Number Base Converter

Using the Number Base Converter

1. Click an input base - Binary (2), Octal (8), Decimal (10), or Hexadecimal (16) - to tell the tool which numeral system you are typing.
2. Type your number. The input field filters keystrokes so only digits valid for the selected base are accepted; pasting a string with invalid characters shows a validation message.
3. Read all four representations at once. The output panel shows binary, octal, decimal, and hexadecimal side by side and updates on every keystroke.
4. Copy any single representation with the Copy button next to each row, or copy them all using the Copy All action.
5. Switch bases mid-session without losing your work; picking a new input base re-interprets the typed value if it is valid, or prompts you to clear it if not.

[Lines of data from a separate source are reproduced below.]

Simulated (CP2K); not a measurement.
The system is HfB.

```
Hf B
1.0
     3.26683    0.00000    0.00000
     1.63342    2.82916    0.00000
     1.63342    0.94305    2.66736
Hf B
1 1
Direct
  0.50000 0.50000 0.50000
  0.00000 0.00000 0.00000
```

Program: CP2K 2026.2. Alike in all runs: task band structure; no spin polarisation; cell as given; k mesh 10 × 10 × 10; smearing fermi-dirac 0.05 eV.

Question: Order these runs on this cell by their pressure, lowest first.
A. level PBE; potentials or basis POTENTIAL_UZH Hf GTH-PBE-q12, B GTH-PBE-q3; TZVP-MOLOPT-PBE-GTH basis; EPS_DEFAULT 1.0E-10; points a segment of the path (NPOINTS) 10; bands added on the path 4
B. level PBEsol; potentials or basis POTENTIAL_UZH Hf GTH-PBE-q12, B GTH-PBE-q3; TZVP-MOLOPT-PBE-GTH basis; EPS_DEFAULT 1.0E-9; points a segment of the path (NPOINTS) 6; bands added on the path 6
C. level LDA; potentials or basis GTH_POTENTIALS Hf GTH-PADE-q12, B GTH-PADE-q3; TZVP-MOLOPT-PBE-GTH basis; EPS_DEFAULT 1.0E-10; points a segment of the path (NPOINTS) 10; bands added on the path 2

How the Conversion Actually Works

Conversion between bases goes through an integer intermediate. JavaScript's parseInt(string, radix) parses the input into a native number; (number).toString(radix) emits it into each target base. The radix parameter is the key: it tells the parser and formatter how many distinct digits to use (2, 8, 10, or 16 here). Hexadecimal uses case-insensitive A-F for 10-15; binary uses 0 and 1 only; octal uses 0-7. The conversion is mathematically exact for any integer up to Number.MAX_SAFE_INTEGER, which is 2⁵³-1, or 9,007,199,254,740,991 in decimal.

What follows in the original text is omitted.